United States v. David, 803 F.2d 1567, 1571 (11th Cir.1986) (footnote omitted).

We conclude that the state has completely failed to produce race-neutral explanations for its peremptory strikes. The evidence it offered was insufficient to refute the presumption of discrimination. We are cognizant of the deference which should be accorded to the trial court’s decision in cases of this kind. We should not reverse the trial court’s determination unless that determination is clearly erroneous. Floyd v. State, 539 So.2d 357 (Ala.Cr.App.1987). Here, we find that the trial court’s determinations that the district attorney’s explanations were sufficient to overcome the presumption of discrimination, that his explanations were race-neutral, and that they met the requirements of Batson and Ex parte Branch are clearly erroneous. For this reason, appellant is entitled to a new trial.

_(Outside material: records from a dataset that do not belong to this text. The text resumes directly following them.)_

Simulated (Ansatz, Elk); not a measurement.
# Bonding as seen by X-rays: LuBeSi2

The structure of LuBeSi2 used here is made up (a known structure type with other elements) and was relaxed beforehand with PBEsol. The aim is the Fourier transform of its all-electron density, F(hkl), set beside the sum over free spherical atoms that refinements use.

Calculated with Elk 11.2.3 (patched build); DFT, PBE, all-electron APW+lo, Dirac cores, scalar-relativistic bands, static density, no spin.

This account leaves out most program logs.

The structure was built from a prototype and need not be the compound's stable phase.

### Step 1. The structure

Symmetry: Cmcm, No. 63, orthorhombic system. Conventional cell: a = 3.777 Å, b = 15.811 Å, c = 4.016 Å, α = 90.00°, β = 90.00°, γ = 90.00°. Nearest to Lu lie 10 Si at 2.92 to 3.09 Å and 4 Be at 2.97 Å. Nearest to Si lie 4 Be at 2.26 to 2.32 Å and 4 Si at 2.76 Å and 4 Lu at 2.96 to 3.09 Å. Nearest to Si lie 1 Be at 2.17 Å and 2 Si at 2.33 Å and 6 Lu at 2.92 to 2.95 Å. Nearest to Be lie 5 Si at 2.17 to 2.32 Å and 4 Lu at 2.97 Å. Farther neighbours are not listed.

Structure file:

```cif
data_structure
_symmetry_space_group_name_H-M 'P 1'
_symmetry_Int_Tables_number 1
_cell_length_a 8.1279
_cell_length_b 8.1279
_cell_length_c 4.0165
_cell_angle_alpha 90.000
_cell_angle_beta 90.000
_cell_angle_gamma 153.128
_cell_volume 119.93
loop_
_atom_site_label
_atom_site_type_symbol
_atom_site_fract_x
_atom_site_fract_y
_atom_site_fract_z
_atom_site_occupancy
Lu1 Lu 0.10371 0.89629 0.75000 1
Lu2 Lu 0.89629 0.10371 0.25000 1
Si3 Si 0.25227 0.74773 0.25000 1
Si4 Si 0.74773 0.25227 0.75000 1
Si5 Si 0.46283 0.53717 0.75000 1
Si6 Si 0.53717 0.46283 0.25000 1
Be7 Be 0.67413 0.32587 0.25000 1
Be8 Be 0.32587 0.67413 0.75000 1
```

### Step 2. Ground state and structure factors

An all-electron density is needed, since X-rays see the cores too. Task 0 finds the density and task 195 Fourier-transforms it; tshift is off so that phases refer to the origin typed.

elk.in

We remand this case to the trial court with instructions that it enter an order granting appellant a new trial. Upon the filing of such an order, the trial court shall furnish this court with a copy of it so that we can dismiss this appeal.

OPINION EXTENDED; REMANDED WITH DIRECTIONS.

All Judges concur.

ON RETURN TO REMAND

PATTERSON, Judge.

On October 28, 1988, we remanded this case to the trial court with instructions to enter an order granting appellant, Gregory Acres, a new trial. This action was taken after we found that his constitutional rights had been violated by the state’s exercise of its peremptory challenges in a racially discriminatory manner in selecting the jury that heard the case. The trial court complied with our remand by entering its order on May 25, 1989, granting appellant a new trial and restoring the case to the court docket. A copy of this order has been filed with this court, and we consider it a proper return to our remand. Therefore, this appeal is due to be, and it is hereby, dismissed.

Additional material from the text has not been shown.